In the past 2 decades, Vancouver has become one of the top dining destinations in the world, bursting with an incredible variety of cuisines and making an international name for itself with its audacious and adventuresome Pacific Northwest cooking. The food mantra here is "buy locally, eat seasonally," a philosophy that lets chefs support local farmers and fishermen, and take full advantage of bountiful local organic produce, game, and seafood. Victoria has an even stronger farm-to-fork ethos and, as an island, the collaboration between chef and supplier adds a creative dimension to the eating experience.
This part of the world has always been known for the bounty of its land, rivers, and sea. The First Nations tribes of the Pacific Northwest were among the richest in the world, thanks to the abundance and seasonal variety of their food, which included year-round fish, game, berries, and wild edible plants. During the tribal feast and gift-giving celebration known as potlatch, the natural wealth of the coastal rainforest, and its rivers and coastlines, was fully evident. You'll still find one of the most popular potlatch dishes -- alderwood-smoked salmon -- on menus in Vancouver and Victoria.
As you might expect, salmon and shellfish became dietary staples for the new immigrants arriving from England, Scotland, and Europe. An enormous salmon cannery (it's now a national historic landmark) in Steveston, on the Fraser River, packaged and exported millions of tons of sockeye -- until the stocks dwindled and the industry collapsed in the 1970s.
The first European settlers were not known for inventive cooking. Victoria, in particular, took its culinary cues from England, and a large German population in Vancouver spawned so many delicatessens that Robson Street was formerly nicknamed Robsonstrasse. Up until the 1980s, restaurants in Vancouver and Victoria relied on the fried and true, serving fish, seafood, and area produce, but without the flair and imagination that rules the dining scene today.
What changed it all? A generation of young, creative, ambitious BC and Canadian chefs who trained in Europe and came back to experiment with the riches at home. That and a rising number of ethnic restaurants -- at first mostly Chinese and Japanese, but today encompassing just about every cuisine you can think of. It wasn't long before chefs started crossing culinary lines and borrowing influences (and spices) from Asian and Indian cooking. Fusion is big. So are Italian (Vancouver has several excellent Italian restaurants), French, sushi, and dim sum. Add to this, the region's craft beer culture (Victoria's brewpubs are numerous and classy), and you have a plethora of tasting opportunities and pairings -- usually you just have to ask and presto, you'll be in for a treat whether with hand-made chocolates, charcuterie, or multiple tapas!

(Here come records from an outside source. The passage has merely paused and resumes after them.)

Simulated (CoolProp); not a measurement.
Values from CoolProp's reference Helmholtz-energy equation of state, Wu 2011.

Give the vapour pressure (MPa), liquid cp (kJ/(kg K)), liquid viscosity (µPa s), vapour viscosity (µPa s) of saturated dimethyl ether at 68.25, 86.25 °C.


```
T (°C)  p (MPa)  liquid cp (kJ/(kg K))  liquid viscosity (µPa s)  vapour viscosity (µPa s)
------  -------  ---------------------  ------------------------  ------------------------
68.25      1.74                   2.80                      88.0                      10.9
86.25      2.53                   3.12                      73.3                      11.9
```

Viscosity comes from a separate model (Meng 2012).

Diane Bernard is known the world over as “The Seaweed Lady.” Since the late 1990s, she’s been harvesting the succulent wild marine plants that grow in the waters off her hometown of Sooke, about a 30-minute drive west of Victoria. She eats them, cooks them, sells them to fancy restaurants, and teaches others about their culinary and health benefits. In 2001, she launched Seaflora, a high-end line of spa products based on the healing power of seaweed, which you can try at some of the best spas on the Island. It’s organic, sustainable, anti-aging, and perfectly beautiful. For info, visit www.sea-flora.com.
Meanwhile, Andrew Shepherd had been working as a chef for a decade when he became intrigued by the idea of sea salt. As in, why were people harvesting it in France and England, and not from the pristine waters of the Salish Sea? And so he set about gathering buckets of water off the coast from the Cowichan Valley, where he lives, boiling it down, and harvesting the briny essence of the ocean itself. In 2010, he created the Vancouver Island Salt Co., which sells a variety of flavor-infused sea salts (blue cheese, smoked paprika, balsamic vinegar) as well as a delicate fleur de sel. His products are available at a variety of retailers, including the Victoria Public Market. For more info, visit www.visaltco.com.
Uncorking BC Wines
Be sure to try a British Columbian wine with your meal. BC wines are now winning international acclaim and rival vintages from California, Australia, France, and Germany. The big wine-producing areas are in the Okanagan Valley (in southern BC's dry interior) and on southern Vancouver Island (the Cowichan Valley). Some of these wines are truly wonderful, but you won't find them outside of Canada (and sometimes not outside of Vancouver). They're not produced in large enough quantities to export, and the restaurants usually snap up what's available.